Categoricals¶

Categorical arrays are a concept from Pandas that speeds up many operations on strings, especially when an array of strings contains many repeated values. A Categorical object stores the unique strings as category labels and represents the values of the original array as integer indices into this category array.

Construction¶

The typical way to construct a Categorical is from a Strings object:

class arkouda.Categorical(values, **kwargs)[source]¶

Represents an array of values belonging to named categories.

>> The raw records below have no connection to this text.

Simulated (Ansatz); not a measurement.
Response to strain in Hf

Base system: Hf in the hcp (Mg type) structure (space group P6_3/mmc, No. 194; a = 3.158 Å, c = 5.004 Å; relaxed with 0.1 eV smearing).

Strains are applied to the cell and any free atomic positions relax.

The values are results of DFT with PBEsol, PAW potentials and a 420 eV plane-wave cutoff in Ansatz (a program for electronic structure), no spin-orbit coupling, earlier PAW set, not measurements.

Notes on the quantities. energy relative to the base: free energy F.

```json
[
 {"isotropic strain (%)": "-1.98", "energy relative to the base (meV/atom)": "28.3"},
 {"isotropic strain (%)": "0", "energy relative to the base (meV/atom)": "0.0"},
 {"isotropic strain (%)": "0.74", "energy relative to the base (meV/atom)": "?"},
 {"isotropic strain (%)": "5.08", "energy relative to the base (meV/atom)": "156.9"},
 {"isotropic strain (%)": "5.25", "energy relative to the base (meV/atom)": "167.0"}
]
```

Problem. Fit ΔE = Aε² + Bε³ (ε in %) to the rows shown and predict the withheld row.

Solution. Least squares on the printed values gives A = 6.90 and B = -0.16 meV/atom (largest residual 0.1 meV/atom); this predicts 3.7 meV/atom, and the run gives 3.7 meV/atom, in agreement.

Converting a Strings object to Categorical often saves memory and speeds up operations, especially if there are many repeated values, at the cost of some one-time work in initialization.

Parameters:

values (Strings, Categorical, pd.Categorical) – Values to convert to categories

NAvalue (str scalar) – The value to use to represent missing/null data

categories¶

The set of category labels (determined automatically)

Type:

Strings

codes¶

The category indices of the values or -1 for N/A

Type:

pdarray, int64

permutation¶

The permutation that groups the values in the same order as categories

Type:

pdarray, int64

segments¶

When values are grouped, the starting offset of each group

Type:

Union[pdarray, None]

size¶

The number of items in the array

Type:

int_scalars

nlevels¶

The number of distinct categories

Type:

int_scalars

ndim¶

The rank of the array (currently only rank 1 arrays supported)

Type:

int_scalars

shape¶

The sizes of each dimension of the array

Type:

tuple

However, if one already has pre-computed unique categories and integer indices, the following constructor is useful:

classmethod Categorical.from_codes(cls, codes, categories, permutation=None, segments=None, **kwargs)[source]¶

Make a Categorical from codes and categories arrays.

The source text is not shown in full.